The Saudi Arabian government is to make a final decision before the middle of the year on the structure of a new utility to be established in the kingdom’s twin industrial cities of Jubail and Yanbu, Reuters reports. In spite of initial plans involving US investors, the company will not initially be open to foreign investment.

The concept of the utility company has already been agreed, in principle. However the equity structure and the future role of private investors has still to be determined.

The utility company is being established to provide an improved water and power infrastructure for the industrial city of Jubail on the Gulf and Yanbu on the Red Sea. Utility capacity in the cities is near the limit of its existing capacity.

Jubail and Yanbu require around $1.8 to $2.5 billion in infrastructure investment over the next three to five years to meet demand from more than 140 industries in the cities. Some companies have had to install their own generators because the existing utility cannot meet current demand.

The new utility company was initially expected to establish the principle of private sector funding in Saudi Arabia within the power sector. Under the plan originally envisaged, a limited liability company was to be set up, with Bechtel and Parsons Corp. each taking ten per cent.

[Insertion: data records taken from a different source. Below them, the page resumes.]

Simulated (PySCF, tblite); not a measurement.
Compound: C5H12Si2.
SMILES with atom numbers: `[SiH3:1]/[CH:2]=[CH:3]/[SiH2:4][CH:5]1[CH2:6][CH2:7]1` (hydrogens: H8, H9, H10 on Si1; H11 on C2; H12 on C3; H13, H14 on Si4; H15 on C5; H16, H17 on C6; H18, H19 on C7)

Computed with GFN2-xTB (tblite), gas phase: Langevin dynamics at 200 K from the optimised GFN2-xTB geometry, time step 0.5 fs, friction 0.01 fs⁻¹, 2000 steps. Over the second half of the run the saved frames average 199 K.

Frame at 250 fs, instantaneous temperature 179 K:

At the end of last year, foreign equity stakes were ruled out, at least initially. Instead, Saudi state companies will be the owners of the company. Saudi Aramco and Saudi Basic Industries Corp. will hold 25 per cent each; the state Royal Commission for Jubail and Yanbu and the Public Investment Fund will each take 25 per cent too. According to the chairman of the new company, up to three quarters of the investment required will be raised from banking loans.

The bar on foreign investors is intended to ensure that tariffs do not rise immediately. Independent investors were expected to demand a higher return on equity.